Added Bullock: “We’re the big kid on the playground, so we get a lot of attention. To some extent we should get attention because we’re the industry leader. But I think we have to separate the facts from the fiction when you hear things like ‘Delaware is a tax haven.’ ”

Bullock argues Delaware has earned such an outsized share of incorporations for a different reason than Panama or the Cayman Islands: It provides the professional efficiency and legal consistency that businesses crave.

 

Delaware makes it easy

Delaware’s process for incorporation takes seven steps, according to a guide posted on the Division of Corporations’ website.

The founder has to pick a type of corporation. Unless the business is physically located in Delaware, the founder must hire a registered agent, who will handle the entity’s Delaware responsibilities on behalf of those who created it.
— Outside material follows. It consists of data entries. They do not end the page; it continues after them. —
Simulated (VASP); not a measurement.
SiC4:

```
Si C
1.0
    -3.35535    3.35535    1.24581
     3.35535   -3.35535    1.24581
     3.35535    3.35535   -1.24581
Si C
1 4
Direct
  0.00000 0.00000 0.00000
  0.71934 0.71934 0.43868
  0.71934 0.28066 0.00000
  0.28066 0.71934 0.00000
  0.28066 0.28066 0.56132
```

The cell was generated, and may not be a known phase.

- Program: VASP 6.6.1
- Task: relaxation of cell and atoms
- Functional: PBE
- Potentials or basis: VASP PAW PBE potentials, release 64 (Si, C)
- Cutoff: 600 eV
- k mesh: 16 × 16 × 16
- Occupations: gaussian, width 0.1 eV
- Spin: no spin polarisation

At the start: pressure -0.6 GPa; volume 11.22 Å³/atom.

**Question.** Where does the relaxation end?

Mossack Fonseca, the company the Panama Papers leak came from, is a registered agent in Panama.

Bullock says a major difference between Delaware and Panama is the community of registered agents, many of which have long histories and strong reputations here. Corporate Services Company, for example, is one of the oldest and largest legal-service businesses in the country, with 1,000 employees in northern Delaware and another 1,000 in 26 satellite offices in the U.S., Europe and Asia.

“CSC has long been committed to working only with legitimate entities operating within all laws and regulations, and we have procedures and policies to proactively ensure full compliance,” Ian McConnel, the firm’s director of governmental affairs, said in a statement to The News Journal. “As we have done in the past, we stand ready to work with both state and federal policymakers, as well as our customers and industry peers, to ensure best practices in the industry.”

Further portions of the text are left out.